Red Bird Moments

 


“Who comforteth us...that we may be able to comfort them...by the comfort wherewith we ourselves are comforted of God.”  

                  2 Corinthians 1:4



I’ve written many times about sitting on my front porch enjoying nature and the beautiful red birds which visit our home. I was told after Steffan died that when God sends a red bird, it’s a visitor from Heaven. Normally, when I see a red bird I think of my loved one, have an overwhelming sense of love, and pause to treasure the memories I’m left with for a few moments. Today, I had a totally different experience. 

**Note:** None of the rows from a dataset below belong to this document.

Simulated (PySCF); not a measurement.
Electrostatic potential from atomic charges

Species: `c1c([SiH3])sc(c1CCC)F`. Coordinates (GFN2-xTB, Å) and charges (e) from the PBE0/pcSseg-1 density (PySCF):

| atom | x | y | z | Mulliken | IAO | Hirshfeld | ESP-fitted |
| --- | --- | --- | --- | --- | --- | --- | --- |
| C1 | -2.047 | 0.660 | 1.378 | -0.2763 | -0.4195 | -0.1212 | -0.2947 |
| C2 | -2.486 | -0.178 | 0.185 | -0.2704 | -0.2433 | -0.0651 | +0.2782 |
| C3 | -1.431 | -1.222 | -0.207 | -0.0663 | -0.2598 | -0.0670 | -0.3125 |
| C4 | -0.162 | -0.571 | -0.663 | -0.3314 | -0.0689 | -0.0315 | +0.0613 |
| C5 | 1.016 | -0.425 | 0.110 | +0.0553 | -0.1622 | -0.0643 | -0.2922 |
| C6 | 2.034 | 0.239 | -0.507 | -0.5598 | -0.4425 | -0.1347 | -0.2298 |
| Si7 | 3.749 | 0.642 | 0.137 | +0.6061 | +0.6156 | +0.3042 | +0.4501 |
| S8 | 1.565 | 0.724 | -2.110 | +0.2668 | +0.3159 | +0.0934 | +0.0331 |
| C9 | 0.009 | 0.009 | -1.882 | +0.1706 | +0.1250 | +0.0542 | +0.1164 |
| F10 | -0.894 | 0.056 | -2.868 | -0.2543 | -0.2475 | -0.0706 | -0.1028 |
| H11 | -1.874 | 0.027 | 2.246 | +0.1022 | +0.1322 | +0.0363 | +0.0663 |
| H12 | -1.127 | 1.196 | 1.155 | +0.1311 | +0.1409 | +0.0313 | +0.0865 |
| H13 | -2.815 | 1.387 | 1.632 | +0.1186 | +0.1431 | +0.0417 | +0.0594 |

I filled my watering spout with fresh water and headed out to my front porch for morning watering before the sunshine got too steamy. I opened the door to step out - and almost collided with a red bird which decided to fly through the breezeway at the same time. I jerked back quickly, being momentarily shocked by the happening. That was a first! 


After I recovered, finished and was back inside, I thought about the incident being a literal, played out version of what sometimes happens in my world. I haven’t written about it in a little bit, but that’s a good representation of how grief works. 


It’s been a little over three and a half years now since tragedy struck our family and we lost our son in a motorcycle accident. At first, the grief was overwhelming, as anyone who has experienced a loss can testify. 


Today, the grief is just as intense, just not constant. A normal day for us still  usually consists of a underlying, nagging sensation of knowing our family isn’t whole - the last several days have been on the harder side for both myself and my husband. Some days are just like that. 


However, we can be going about our days doing life “as normal” when a sudden grief wave slaps us in the face out of nowhere - kind of like that red bird incident I was telling you about. 


It catches us completely by surprise and off guard. It can be the simplest things too! I don’t know if that will ever totally go away - or if we would even want it to. This is a journey and we’re still learning as we go along.


That’s part of my story. I’m sure you have your own story of grief you could share, whether the loss be temporary or of the permanent sort. And, of course, we are all aware we cannot begin to compare losses. They’re each unique, personal, and touch us differently. I’ve learned that in the last few years too as I’ve also experienced empty nest and lost a set of grandparents and my mother. 


Grief will either make you turn inward or outward. I’ve had my share of inward moments - and still do.  Sometimes I just have to. I have no explanation for that yet. However, the beautiful thing I’ve found out about grief and loss is the opportunity it presents to take the compassion I’ve gained and the experiences I’ve had and turn outward. 


It’s so much easier and real when we minister and serve through our pain and out of our brokenness. Although we’ll never fully understand another’s loss, we can relate if we’ve had a similar losses. Grief presents a gift that we must choose to open and share with others. God will always be there to help us along, but it’s our choice. 


Jesus showed us how to grieve when Lazarus died. He cried. He grieved. Then, He ministered. When John died, He even went away to be by Himself. Then, He ministered. 


I’ll be the first to admit I don’t get it right every time, and there are those times I turn inward because the pain seems unbearable even now. Yet, there have also been times when I’ve felt the honor of using this “expensive” gift to be a blessing in another’s life. 


No, I wouldn’t choose this journey, however, I wouldn’t take anything for what I have gained from losing. 


I don’t know where you may be in your journey either, but I encourage you today to keep walking, experiencing, learning, and when you’re able, ministering to others who are also hurting. I’m so grateful for and have been blessed by those who have shared and reached out to minister to me.    


Just as surely as you have experienced your own grief, I’m sure you have your own red bird moments. Now, what will we choose to do with them? It’s up to us; today I’ve chosen to share. 


Wherever and whomever you are, be encouraged and blessed.